I often keep track of duplicates with something like this:
processed = set()
for big_string in strings_generator:
if big_string not in processed:
processed.add(big_string)
process(big_string)
I am dealing with massive amounts of data so don't want to maintain the processed set in memory. I have a version that uses sqlite to store the data on disk, but then this process runs much slower.
To cut down on memory use what do you think of using hashes like this:
processed = set()
for big_string in string_generator:
key = hash(big_string)
if key not in ignored:
processed.add(key)
process(big_string)
The drawback is I could lose data through occasional hash collisions.
1 collision in 1 billion hashes would not be a problem for my use.
I tried the md5 hash but found generating the hashes became a bottleneck.
What would you suggest instead?

I'm going to assume you are hashing web pages. You have to hash at most 55 billion web pages (and that measure almost certainly overlooks some overlap).
You are willing to accept a less than one in a billion chance of collision, which means that if we look at a hash function which number of collisions is close to what we would get if the hash was truly random[ˆ1], we want a hash range of size (55*10ˆ9)*10ˆ9. That is log2((55*10ˆ9)*10ˆ9) = 66 bits.
[ˆ1]: since the hash can be considered to be chosen at random for this purpose,
p(collision) = (occupied range)/(total range)
Since there is a speed issue, but no real cryptographic concern, we can use a > 66-bits non-cryptographic hash with the nice collision distribution property outlined above.
It looks like we are looking for the 128-bit version of the Murmur3 hash. People have been reporting speed increases upwards of 12x comparing Murmur3_128 to MD5 on a 64-bit machine. You can use this library to do your speed tests. See also this related answer, which:
shows speed test results in the range of python's str_hash, which speed you have already deemed acceptable elsewhere – though python's hash is a 32-bit hash leaving you only 2ˆ32/(10ˆ9) (that is only 4) values stored with a less than one in a billion chance of collision.
spawned a library of python bindings that you should be able to use directly.
Finally, I hope to have outlined the reasoning that could allow you to compare with other functions of varied size should you feel the need for it (e.g. if you up your collision tolerance, if the size of your indexed set is smaller than the whole Internet, etc, ...).

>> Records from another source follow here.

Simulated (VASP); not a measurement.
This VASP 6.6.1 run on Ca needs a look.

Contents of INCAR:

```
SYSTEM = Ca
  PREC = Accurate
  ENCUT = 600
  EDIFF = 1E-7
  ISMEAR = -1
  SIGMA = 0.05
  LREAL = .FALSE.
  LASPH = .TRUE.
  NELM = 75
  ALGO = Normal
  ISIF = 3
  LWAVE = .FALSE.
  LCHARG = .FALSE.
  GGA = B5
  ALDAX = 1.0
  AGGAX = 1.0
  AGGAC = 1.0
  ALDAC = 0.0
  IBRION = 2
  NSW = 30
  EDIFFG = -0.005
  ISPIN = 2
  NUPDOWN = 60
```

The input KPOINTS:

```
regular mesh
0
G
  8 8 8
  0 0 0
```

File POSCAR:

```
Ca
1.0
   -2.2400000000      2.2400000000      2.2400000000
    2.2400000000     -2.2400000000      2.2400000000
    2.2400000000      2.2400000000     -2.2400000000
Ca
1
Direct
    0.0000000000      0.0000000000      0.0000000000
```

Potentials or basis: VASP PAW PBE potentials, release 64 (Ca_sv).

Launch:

You have to decide which is more important: space or time.
If time, then you need to create unique representations of your large_item which take as little space as possible (probably some str value) that is easy (i.e. quick) to calculate and will not have collisions, and store them in a set.
If space, find the quickest disk-backed solution you can and store the smallest possible unique value that will identify a large_item.
So either way, you want small unique identifiers -- depending on the nature of large_item this may be a big win, or not possible.
Update
they are strings of html content
Perhaps a hybrid solution then: Keep a set in memory of the normal Python hash, while also keeping the actual html content on disk, keyed by that hash; when you check to see if the current large_item is in the set and get a positive, double-check with the disk-backed solution to see if it's a real hit or not, then skip or process as appropriate. Something like this:
import dbf
on_disk = dbf.Table('/tmp/processed_items', 'hash N(17,0); value M')
index = on_disk.create_index(lambda rec: rec.hash)
fast_check = set()
def slow_check(hashed, item):
matches = on_disk.search((hashed,))
for record in matches:
if item == record.value:
return True
return False
for large_item in many_items:
hashed = hash(large_item) # only calculate once
if hashed not in fast_check or not slow_check(hashed, large_item):
on_disk.append((hashed, large_item))
fast_check.add(hashed)
process(large_item)
FYI: dbf is a module I wrote which you can find on PyPI

If many_items already resides in memory, you are not creating another copy of the large_item. You are just storing a reference to it in the ignored set.
If many_items is a file or some other generator, you'll have to look at other alternatives.
Eg if many_items is a file, perhaps you can store a pointer to the item in the file instead of the actual item

As you have already seen few options but unfortunately none of them can fully address the situation partly because
Memory Constraint, to store entire object in memory
No perfect Hash function, and for huge data set change of collision is there.
Better Hash functions (md5) are slower
Use of database like sqlite would actually make things slower
As I read this following excerpt
I have a version that uses sqlite to store the data on disk, but then this process runs much slower.
I feel if you work on this, it might help you marginally. Here how it should be
Use tmpfs to create a ramdisk. tmpfs has several advantages over other implementation because it supports swapping of less-used space to swap space.
Store the sqlite database on the ramdisk.
Change the size of the ramdisk and profile your code to check your performance.
I suppose you already have a working code to save your data in sqllite. You only need to define a tmpfs and use the path to store your database.
Caveat: This is a linux only solution

a bloom filter? http://en.wikipedia.org/wiki/Bloom_filter

well you can always decorate large_item with a processed flag. Or something similar.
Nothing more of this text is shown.